Five tries to get Migration Assistant to work from late-2009 iMac
It took five tries, with five different set-ups, for me to successfully use Migration Assistant to transfer my data from my late-2009 iMac, running High Sierra 10.13.6, to my new M2 Mac Mini, running Ventura 13.2. I don't really have a question; I’m posting this for posterity, for anyone else struggling with a similar migration.
TLDR: to transfer about 1TB, I had to use target disk mode on the iMac, with a Firewire to Thunderbolt connection, and the entire transfer took about 12 hours.
The iMac has a 2TB drive of which I’ve used about 1.5TB. I’m not transferring Applications, and my user directory has 925GB in it. I have an Ethernet network in my house, in which devices are connected to a Netgear Gigabit Ethernet switch, including a Synology DS418play network drive that I use for Time Machine backups.

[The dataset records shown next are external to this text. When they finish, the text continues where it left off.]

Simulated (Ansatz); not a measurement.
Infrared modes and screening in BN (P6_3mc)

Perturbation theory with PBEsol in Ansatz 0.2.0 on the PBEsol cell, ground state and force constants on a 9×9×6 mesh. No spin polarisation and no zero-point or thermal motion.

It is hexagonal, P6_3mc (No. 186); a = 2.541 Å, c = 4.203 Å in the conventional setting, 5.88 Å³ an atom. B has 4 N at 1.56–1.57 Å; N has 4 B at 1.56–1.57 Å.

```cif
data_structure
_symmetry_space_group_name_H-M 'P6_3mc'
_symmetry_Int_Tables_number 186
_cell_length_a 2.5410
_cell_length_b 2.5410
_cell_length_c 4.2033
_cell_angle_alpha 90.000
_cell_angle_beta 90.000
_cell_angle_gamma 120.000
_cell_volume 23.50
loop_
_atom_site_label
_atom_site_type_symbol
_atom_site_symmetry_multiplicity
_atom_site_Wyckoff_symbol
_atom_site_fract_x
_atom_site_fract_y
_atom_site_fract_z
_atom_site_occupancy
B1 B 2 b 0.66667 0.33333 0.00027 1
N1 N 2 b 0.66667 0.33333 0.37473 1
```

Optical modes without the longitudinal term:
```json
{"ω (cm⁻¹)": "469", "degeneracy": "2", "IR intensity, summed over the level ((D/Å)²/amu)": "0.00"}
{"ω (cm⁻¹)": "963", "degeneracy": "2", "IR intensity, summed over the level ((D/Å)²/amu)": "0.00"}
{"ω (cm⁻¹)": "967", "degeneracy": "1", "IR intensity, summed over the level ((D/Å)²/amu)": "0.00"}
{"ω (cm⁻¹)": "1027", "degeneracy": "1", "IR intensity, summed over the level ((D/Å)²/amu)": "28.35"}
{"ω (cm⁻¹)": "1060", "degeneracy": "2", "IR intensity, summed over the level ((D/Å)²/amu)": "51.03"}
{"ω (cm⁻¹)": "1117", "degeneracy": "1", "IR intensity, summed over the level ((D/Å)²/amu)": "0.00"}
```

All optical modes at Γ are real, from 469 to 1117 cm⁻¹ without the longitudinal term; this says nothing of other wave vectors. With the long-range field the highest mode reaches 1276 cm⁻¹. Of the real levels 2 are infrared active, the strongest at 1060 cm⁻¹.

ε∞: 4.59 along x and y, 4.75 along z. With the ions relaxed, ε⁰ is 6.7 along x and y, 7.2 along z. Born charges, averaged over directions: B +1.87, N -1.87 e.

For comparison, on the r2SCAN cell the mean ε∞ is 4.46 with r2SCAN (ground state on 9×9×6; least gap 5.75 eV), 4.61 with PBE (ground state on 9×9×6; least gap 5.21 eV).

I get my computer from the Apple Store the evening of Day 1, plug it in, and begin the first attempt to transfer data.
First attempt: both computers connected to Ethernet switch, run Migration Assistant on both computers. The initial connection is quick. I let it calculate all the sizes of the potential volumes to transfer, which takes an hour or so, select which I want to transfer, and start. But it hangs, I don’t recall exactly where—either at 1 file transferred, or preparing. After a few hours, I cancel.
Second attempt: Ethernet cable directly between the two computers, not using the switch. Migration Assistant starts up fine. The “preparing files” step takes a couple of hours, but the file transfer begins and I let it run overnight. By early morning on Day 2, it has reached about 500,000 files transferred and projects about 100 hours left. Later in the morning, still around 500,000 files transferred, projected time creeping up. Early afternoon, files transferred hasn’t budged. I’m away from the computer for a while, but in the late afternoon it has jumped to around 600,000 files transferred, but isn’t moving, and still projects about 100 hours left. I cancel.
Third attempt, evening of Day 2: Use Time Machine backup on network drive by connecting Mac Mini to network. This never gets off the ground. First, the backup is busy; I have to cancel automatic backups on the iMac and restart the network drive. Migration Assistant can then connect to the network drive, but the connection drops after about a minute and it puts me back to the migration source selection. I try about a dozen times, then give up.
Fourth attempt: Bring network drive over to computer and connect Mac Mini to network drive directly with an Ethernet cable. Migration Assistant finds the backup and the migration can begin without any of the instability of trying to do this through the network. The “preparing to transfer user documents” takes several hours, but the actual transfer of documents begins, and I let it run overnight. By morning, it’s at about 500,000, and increasing, projecting about 14 hours left. By mid-morning, it reaches 667,330 files transferred, but stops. I wait an hour, then a few hours. No further files have transferred, and the projected time isn’t changing either. Finally, in mid-afternoon, after it’s been stuck for 5 hours, I cancel.
Fifth, and successful, attempt: I had to go to work to get (1) a Firewire 800 to Thunderbolt 2 adapter; (2) a Thunderbolt 2 to Thunderbolt 3 adapter; and (3) a Firewire 800 cable. Using these components, connected the Firewire 800 port on the iMac to one of the Thunderbolt ports on the Mac Mini, and rebooted the iMac in target disk mode. Migration Assistant recognized the disk. It took about a half hour with “preparing user documents”, then “reading system receipts”, then “looking for applications and documents to transfer”. It took about a half hour to count up to 2,823,556 items. The actual file transfer started about an hour after I started this process. After 10 minutes or so, it had transferred around 35,000 files and was projecting 106 hours left, and after an hour and a half, it had reached about 450,000 files and was projecting 15 hours left. The files transferred kept climbing, although slowly, but after 4 hours or so of the transfer the rate was relatively steady between 40-45 MB/s. In the middle of the night, 9 hours after the whole thing began, it was up to 1,670,932 files and projecting another 3 hours left. Then finally I when I went to the computer on Day 3, 12 hours after starting the fifth migration, it had finished and I was able to complete the migration process.
So altogether, I’d conclude: target disk mode is best, direct connections work better than through a network.